On March 31, Biden proposed $50 billion in semiconductor manufacturing and research subsidies, and leading lawmakers from both parties have his support.

But having a “secure” chip supply should mean not just assured access to the products but also should inspire confidence that the products are trustworthy and reliable, leading analysts say. That is nowhere more important than when the chips are used in military and intelligence equipment.

“We all understand this is important not only to our economy but also to our national security, because these cutting-edge, high-end semiconductors operate on everything from the F-35 fifth-generation stealth-fighter plane to our cell phones,” said Sen. John Cornyn, R-Texas, after a Feb. 24 White House meeting on proposals for subsidizing domestic chip makers.

Culture change

Congress is pushing the Pentagon to find ways to ensure the security of its computer chips. The fiscal 2020 NDAA—the defense authorization law—directed the Defense Department to develop a system for monitoring the trustworthiness of its semiconductors and to implement it by 2023.

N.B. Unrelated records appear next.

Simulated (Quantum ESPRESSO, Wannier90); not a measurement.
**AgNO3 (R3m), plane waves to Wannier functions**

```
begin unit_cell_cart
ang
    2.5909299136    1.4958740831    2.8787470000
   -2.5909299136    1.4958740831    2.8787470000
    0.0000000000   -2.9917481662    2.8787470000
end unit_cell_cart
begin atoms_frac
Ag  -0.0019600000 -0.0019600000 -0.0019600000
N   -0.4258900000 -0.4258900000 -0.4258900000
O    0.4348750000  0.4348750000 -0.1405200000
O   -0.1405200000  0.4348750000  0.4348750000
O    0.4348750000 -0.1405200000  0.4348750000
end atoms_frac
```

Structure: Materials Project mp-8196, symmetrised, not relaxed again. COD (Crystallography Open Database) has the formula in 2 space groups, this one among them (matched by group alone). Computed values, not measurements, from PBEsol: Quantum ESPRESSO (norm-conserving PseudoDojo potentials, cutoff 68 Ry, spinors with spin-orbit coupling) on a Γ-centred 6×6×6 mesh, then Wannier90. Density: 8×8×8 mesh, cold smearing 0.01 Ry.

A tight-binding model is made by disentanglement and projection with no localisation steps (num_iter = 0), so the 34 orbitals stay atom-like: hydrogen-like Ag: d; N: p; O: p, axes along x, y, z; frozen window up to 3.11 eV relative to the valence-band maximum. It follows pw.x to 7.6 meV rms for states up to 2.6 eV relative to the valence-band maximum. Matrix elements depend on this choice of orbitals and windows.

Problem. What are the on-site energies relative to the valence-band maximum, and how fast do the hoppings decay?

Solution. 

In January, the Pentagon quietly delivered to Congress a draft report laying out an initial, broad take on what such a system would look like, defense officials said.

Now those officials say they are trying to put meat on the bones of that plan—to craft a detailed path forward for “trusted and assured microelectronics.”

The focus, they say, is how they will better monitor the reliability and security of semiconductors from commercial production lines, regardless of where they are located.

At issue are chips that can be used in a variety of defense applications—from the most sophisticated and specialized systems, such as classified satellites, to the more pedestrian semiconductors on assets such as Army trucks.

Buying commercial chips for highly sensitive systems is a cultural shift for the Pentagon that does not come easy, said Mark Lewis, a former top Pentagon official who now runs the Emerging Technologies Institute at the National Defense Industrial Association.

“It’s fine to say, ‘I’ve got a brand new chip, it’s commercial, I’m buying off the shelf,'” Lewis said. “But how do I have the confidence that anything I buy commercial is going to work in my DoD system? It comes back to the point that the systems of the Department of Defense have to work.”

Shifting approaches

About 17 years ago, the Pentagon created a so-called Trusted Foundry program to obtain chips that absolutely had to be secure from a couple of dedicated Defense Department fabrication facilities, or fabs, in the United States.

That effort has grown since then to include not just a few builders of chips but also companies that do testing, packaging and more—some 78 industry participants as of last year.

This program covers only about 2 percent of the chips the military buys, a small but important portion that includes chips for highly secret programs or those, for example, that need to be hardened to survive radiation in space or in a nuclear war.

Defense Department officials recognize that their market comprises only about 1 percent of the ever-growing global demand for semiconductors. As a result, the Pentagon cannot have much influence over how semiconductor technology is developed, nor is it economically sustainable for any fab to focus on expensive, secure production facilities just for the Pentagon.

“This presents two potential risks,” the Congressional Research Service said in a recent report, “a reduced ability to influence technology development and a loss of unique access to state-of-the-art technologies.”

Kim Herrington, acting principal director of the Defense secretary’s industrial policy office, said in an interview that the Defense Department is “in a potentially unhealthy way over-reliant on foreign sources, but we don’t have a big enough demand to do anything about it in terms of driving the market.”

Christine Michienzi, chief technology officer in the industrial policy office, said in an interview that the department does not have enough demand “to sustain a dedicated foundry or even a dedicated line within a foundry.”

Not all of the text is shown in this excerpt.